Discipline Notice - Jeffrey T. Haley

License Number: 9526
Member Name: Jeffrey T. Haley
Discipline Detail
Action: Reprimand
Effective Date: 1/26/2006
RPC: 1.7 - Conflict of Interest; General Rule
Discipline Notice:
Description: Jeffrey T. Haley (WSBA No. 9526, admitted 1979), of Bellevue, was ordered to receive a reprimand on January 26, 2006, by order of the Washington State Supreme Court following a hearing. This discipline was based on his conduct in 1988 and 1991 involving conflicts of interest. In addition, the Supreme Court held prospectively that RPC 4.2 prohibits a lawyer who is acting pro se from contacting a party the lawyer knows to be represented by counsel. For additional information, see In re Discipline of Haley, 156 Wn.2d 324, 126 P.3d 1262 (2005).

In 1988, Mr. Haley and four other individuals formed a corporation engaged in the software-development business. In addition to being a shareholder, board member, and secretary of the corporation, Mr. Haley also served as the principal lawyer for the company. To raise capital, the corporation obtained a $75,000 line of credit from a bank. The line of credit was personally guaranteed by the shareholders/directors. This credit was properly secured with a security agreement and a UCC-1 financing statement. As a result, the bank maintained a first-priority security interest in the corporation’s assets. Additional capital was obtained in 1988 in the form of $40,000 loaned to the corporation by Mr. Haley, the funds for which Mr. Haley obtained via personal loan. Mr. Haley obtained a promissory note from the corporation and a signed UCC-1 financing statement as part of the loan transaction. However, there was no separate security agreement securing the note, and the UCC-1 financing statement was not filed until October 1990. Mr. Haley’s security interest had second priority behind the bank’s interest.

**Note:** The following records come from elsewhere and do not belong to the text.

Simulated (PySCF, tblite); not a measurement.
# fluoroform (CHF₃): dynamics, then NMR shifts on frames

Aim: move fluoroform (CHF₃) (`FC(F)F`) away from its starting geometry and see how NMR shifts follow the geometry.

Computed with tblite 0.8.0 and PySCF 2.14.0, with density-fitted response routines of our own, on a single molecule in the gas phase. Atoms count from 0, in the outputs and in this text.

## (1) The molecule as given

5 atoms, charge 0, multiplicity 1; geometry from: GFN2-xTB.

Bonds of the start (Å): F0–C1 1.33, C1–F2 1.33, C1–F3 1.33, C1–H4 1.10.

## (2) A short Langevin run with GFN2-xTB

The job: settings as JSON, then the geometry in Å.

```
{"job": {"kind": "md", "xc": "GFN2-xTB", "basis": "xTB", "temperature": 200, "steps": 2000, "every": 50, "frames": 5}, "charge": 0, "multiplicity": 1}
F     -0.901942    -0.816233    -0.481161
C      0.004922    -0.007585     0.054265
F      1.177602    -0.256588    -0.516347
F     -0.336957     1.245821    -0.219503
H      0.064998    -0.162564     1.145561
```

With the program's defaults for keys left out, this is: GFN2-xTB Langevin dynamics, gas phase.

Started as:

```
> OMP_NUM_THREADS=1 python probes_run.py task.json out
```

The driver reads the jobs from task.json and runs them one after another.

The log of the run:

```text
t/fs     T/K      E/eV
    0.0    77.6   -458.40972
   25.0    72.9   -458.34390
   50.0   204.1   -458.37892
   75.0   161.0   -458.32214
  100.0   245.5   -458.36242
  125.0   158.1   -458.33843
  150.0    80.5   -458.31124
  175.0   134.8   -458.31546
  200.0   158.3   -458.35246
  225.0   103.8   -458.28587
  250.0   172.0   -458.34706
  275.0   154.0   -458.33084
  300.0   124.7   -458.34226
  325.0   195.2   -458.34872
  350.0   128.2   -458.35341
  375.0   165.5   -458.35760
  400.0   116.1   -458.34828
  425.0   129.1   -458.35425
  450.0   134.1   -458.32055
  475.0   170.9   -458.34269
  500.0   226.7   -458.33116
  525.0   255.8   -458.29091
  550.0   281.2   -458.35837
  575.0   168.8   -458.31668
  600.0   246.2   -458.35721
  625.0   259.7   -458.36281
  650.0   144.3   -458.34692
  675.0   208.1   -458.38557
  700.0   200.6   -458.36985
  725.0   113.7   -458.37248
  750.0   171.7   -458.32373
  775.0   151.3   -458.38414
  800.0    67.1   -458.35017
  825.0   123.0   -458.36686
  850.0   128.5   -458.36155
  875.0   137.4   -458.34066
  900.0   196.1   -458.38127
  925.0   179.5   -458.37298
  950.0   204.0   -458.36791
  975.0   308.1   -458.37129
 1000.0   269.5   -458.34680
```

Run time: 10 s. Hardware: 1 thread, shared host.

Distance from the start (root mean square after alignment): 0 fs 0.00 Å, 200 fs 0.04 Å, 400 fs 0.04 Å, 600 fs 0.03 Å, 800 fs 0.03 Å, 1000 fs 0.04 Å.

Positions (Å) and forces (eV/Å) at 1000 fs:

In late 1990, the corporation’s board of directors came to realize that the company’s financial viability was hopeless. The board concluded that the best option was to form another corporation that would purchase the original corporation’s assets for an amount at least covering the $75,000 from the bank, thereby discharging all personal liability that they had individually incurred by guaranteeing the line of credit. With the agreement or acquiescence of the board, Mr. Haley formed a new corporation for the purpose of purchasing the original corporation’s assets while leaving as many liabilities as possible behind. He conducted a foreclosure sale on the original corporation’s assets, which he appeared to be in a position to do as a second-priority security interest holder. Mr. Haley was one of the owners of the new corporation and acted as the new corporation’s attorney. As the only bidder at the sale, the new corporation purchased the original corporation’s assets for an amount that covered both the bank’s $75,000 and the $26,000 remaining due on Mr. Haley’s $40,000 loan.

Mr. Haley’s duty to the original corporation and its shareholders conflicted with his interests in recovering on his personal loan and in moving the original corporation’s assets to the new corporation at the lowest possible price. Mr. Haley made certain that the new corporation took on only those assets and liabilities beneficial to the new corporation, including foreclosing on assets not covered by his UCC-1 financing statement. When the original corporation’s board members agreed to the formation of the new corporation and the foreclosure sale, Mr. Haley did not obtain a written consent from the original corporation before the sale.

Mr. Haley’s conduct violated RPC 1.7, prohibiting a lawyer from representing a client if the representation of that client may be materially limited by the lawyer’s responsibilities to another client or to a third person or by the lawyer’s own interests, unless the lawyer reasonably believes the representation will not be adversely affected and the client consents in writing after a full disclosure of material facts.

Julian C. Dewell represented the Bar Association at the hearing. Randy V. Beitel represented the Bar Association on appeal. Kenneth S. Kagan represented Mr. Haley at the hearing. Mr. Haley represented himself on appeal. Stew Cogan was the hearing officer.